[commercial communism and the status quo…]
Back in the USSR: Soviet domain resists death
Registrations of ‘.su’ domain name have
jumped 45 percent this year alone
By Mansur Mirovalev — (via digg…)
“They are selling tickets to a drowning ship,” said Anton Nosik, a veteran Web journalist and founder of several successful online projects. “Their message is to losers and latecomers.”
What’s next? Domain names for the Roman Empire or Ancient Greece?
Country-code domains, derived from a list kept by the International Organization for Standardization, typically disappear when a country ceases to exist or changes its name. Both Yugoslavia and Czechoslovakia lost their domain names after they broke up into smaller nations. So did Zaire after it became the Democratic Republic of Congo.

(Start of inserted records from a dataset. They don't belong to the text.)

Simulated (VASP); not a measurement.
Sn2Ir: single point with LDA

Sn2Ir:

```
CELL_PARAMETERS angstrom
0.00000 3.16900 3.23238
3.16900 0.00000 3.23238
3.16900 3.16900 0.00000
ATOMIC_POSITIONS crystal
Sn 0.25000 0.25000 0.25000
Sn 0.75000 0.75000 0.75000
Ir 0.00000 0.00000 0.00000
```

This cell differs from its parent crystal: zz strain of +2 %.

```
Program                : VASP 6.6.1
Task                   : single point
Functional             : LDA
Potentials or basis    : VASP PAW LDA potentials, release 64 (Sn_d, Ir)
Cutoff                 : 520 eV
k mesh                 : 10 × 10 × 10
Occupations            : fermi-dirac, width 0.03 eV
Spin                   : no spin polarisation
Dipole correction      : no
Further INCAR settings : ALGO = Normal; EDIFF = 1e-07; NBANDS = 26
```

The Internet’s key oversight agency, the Marina del Rey, Calif.-based Internet Corporation for Assigned Names and Numbers, and its predecessors have made several efforts since the 1990s to eliminate the “.su” address.
All have failed.
In late 2006, ICANN even sought advice from the community on how best to revoke outdated suffixes. Yet the resistance continued, and the phase-out seems to be in a stalemate. The domain continues to work normally, but listed in records as “being phased out.”
“There are no technical issues,” said John Crain, ICANN’s chief technical officer. “It all comes down to politics.”